Of all the steps on the path to owning a home in Ontario, the first major financial milestone is saving for a down payment. It’s a term every prospective homebuyer hears, but its nuances—from minimum requirements to its profound impact on your long-term financial health—are often misunderstood. For anyone dreaming of planting roots in this vibrant province, a deep understanding of the down payment is not just helpful; it’s the essential first chapter in your homeownership story.
What Exactly is a Down Payment?
In the simplest terms, a down payment is the portion of a home’s purchase price that you pay upfront out of your own funds. It is your initial investment in the property. The remaining balance of the purchase price is what you borrow from a lender, such as a bank or credit union, in the form of a mortgage.
For example, if you agree to purchase a home for $600,000 and you have a down payment of $60,000, you are paying for 10% of the home’s value at the outset. You will then need a mortgage for the remaining $540,000. Your down payment demonstrates your financial commitment to the lender and immediately provides you with a stake in your new home.
Minimum Down Payment Requirements in Ontario
In Canada, the minimum down payment required is set by the federal government and is based on a tiered system related to the home’s purchase price. These rules apply uniformly across Ontario.
- For homes with a purchase price up to $500,000: The minimum down payment is 5%.
- For homes with a purchase price between $500,000 and $999,999: The minimum down payment is 5% on the first $500,000 of the purchase price, plus 10% on the portion of the purchase price above $500,000.
- For homes with a purchase price of $1,000,000 or more: The minimum down payment is 20% of the total purchase price.
Let’s look at a few examples to see how this works in practice:
- On a $450,000 condominium: Your minimum down payment would be 5% of $450,000, which is $22,500.
- On a $750,000 townhouse: You would need 5% of the first $500,000 ($25,000) plus 10% of the remaining $250,000 ($25,000). Your total minimum down payment would be $50,000.
- On a $1,200,000 detached home: Since the price is over the $1 million threshold, your minimum down payment is a straight 20% of $1,200,000, which is $240,000.

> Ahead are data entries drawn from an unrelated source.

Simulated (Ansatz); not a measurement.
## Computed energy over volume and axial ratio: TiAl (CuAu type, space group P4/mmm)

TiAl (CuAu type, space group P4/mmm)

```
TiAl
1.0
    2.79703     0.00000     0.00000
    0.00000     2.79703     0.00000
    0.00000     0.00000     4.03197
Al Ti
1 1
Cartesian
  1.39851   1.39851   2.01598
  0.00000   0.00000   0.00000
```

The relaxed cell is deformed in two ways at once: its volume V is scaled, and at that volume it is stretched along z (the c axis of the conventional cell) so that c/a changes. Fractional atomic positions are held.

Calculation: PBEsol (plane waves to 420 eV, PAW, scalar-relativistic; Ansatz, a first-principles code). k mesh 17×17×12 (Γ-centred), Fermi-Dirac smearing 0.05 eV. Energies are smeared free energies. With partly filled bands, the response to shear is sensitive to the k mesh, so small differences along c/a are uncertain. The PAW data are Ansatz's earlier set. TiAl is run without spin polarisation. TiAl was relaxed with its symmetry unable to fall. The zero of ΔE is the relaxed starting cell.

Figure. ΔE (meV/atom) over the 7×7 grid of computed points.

The 20% Threshold: Avoiding Mortgage Default Insurance
While meeting the minimum is the first goal, the number that aspiring homeowners should really aim for is a 20% down payment. Putting down 20% or more of the purchase price allows you to obtain a “conventional mortgage.” If your down payment is less than 20%, you have what’s known as a “high-ratio mortgage,” and you will be legally required to purchase mortgage default insurance.
This insurance doesn’t protect you, the borrower. It protects the lender in the event that you default on your payments. The premium for this insurance can range from 0.6% to 4.0% of the amount of your mortgage, and it’s typically added to your mortgage principal. This means you’ll be paying interest on your insurance premium over the entire life of the loan, increasing your total borrowing cost. By saving up a 20% down payment, you can avoid this significant extra expense entirely.
Sourcing Your Down Payment Funds
Lenders need to see that your down payment comes from legitimate, non-borrowed sources. Acceptable sources include:
- Personal Savings: Money you’ve saved in a Tax-Free Savings Account (TFSA), a regular savings account, or other investments.
- RRSP (Home Buyers’ Plan): First-time homebuyers in Canada can withdraw up to $60,000 from their Registered Retirement Savings Plan (RRSP) to use towards a down payment, tax-free. You have up to 15 years to repay it.
- A Gift from an Immediate Family Member: A parent or close relative can gift you money for your down payment. The lender will require a signed gift letter stating that the funds are a true gift and not a loan that needs to be repaid.
- Sale of Property: The proceeds from selling a previous home can, of course, be used as a down payment on your next one.
It’s crucial to have a clear paper trail for your down payment funds, as lenders will want to see proof of the money in your account for at least 90 days. This can sometimes be a more detailed process for those who need to get a mortgage if they’re self-employed, as their income and savings documentation can be more complex.
The Powerful Benefits of a Larger Down Payment
Saving more than the minimum isn’t just about avoiding insurance costs; it has several powerful benefits that will improve your financial situation for years to come.
- Lower Monthly Payments: A larger down payment reduces the total amount you need to borrow. A smaller mortgage principal means lower monthly payments, freeing up cash flow for other expenses, investments, or savings, whether you have a fixed-rate mortgage or a variable-rate mortgage.
- Improved Borrowing Terms: Presenting a larger down payment makes you a more attractive, lower-risk borrower. This can lead to a better interest rate from lenders. Your overall financial picture matters, and just as a good credit score can positively affect your mortgage, a substantial down payment signals financial discipline. This also strengthens your ability to pass the mandatory mortgage stress test.
- Instant Home Equity: Your down payment is your starting equity in a home—the portion of the property you truly own. A larger down payment means you own more from day one. This equity is a valuable asset that grows as you pay down your mortgage and as the property value appreciates. Building equity faster can open up future possibilities, like a home equity line of credit (HELOC), should you need it.
Your down payment is the foundation of your future in your new home. By understanding the requirements, the benefits of saving more, and the resources available to you, you can approach this critical step with confidence. It takes discipline and planning, but every dollar you save is a direct investment in your future, paving the way for a successful and sustainable homeownership journey in Ontario.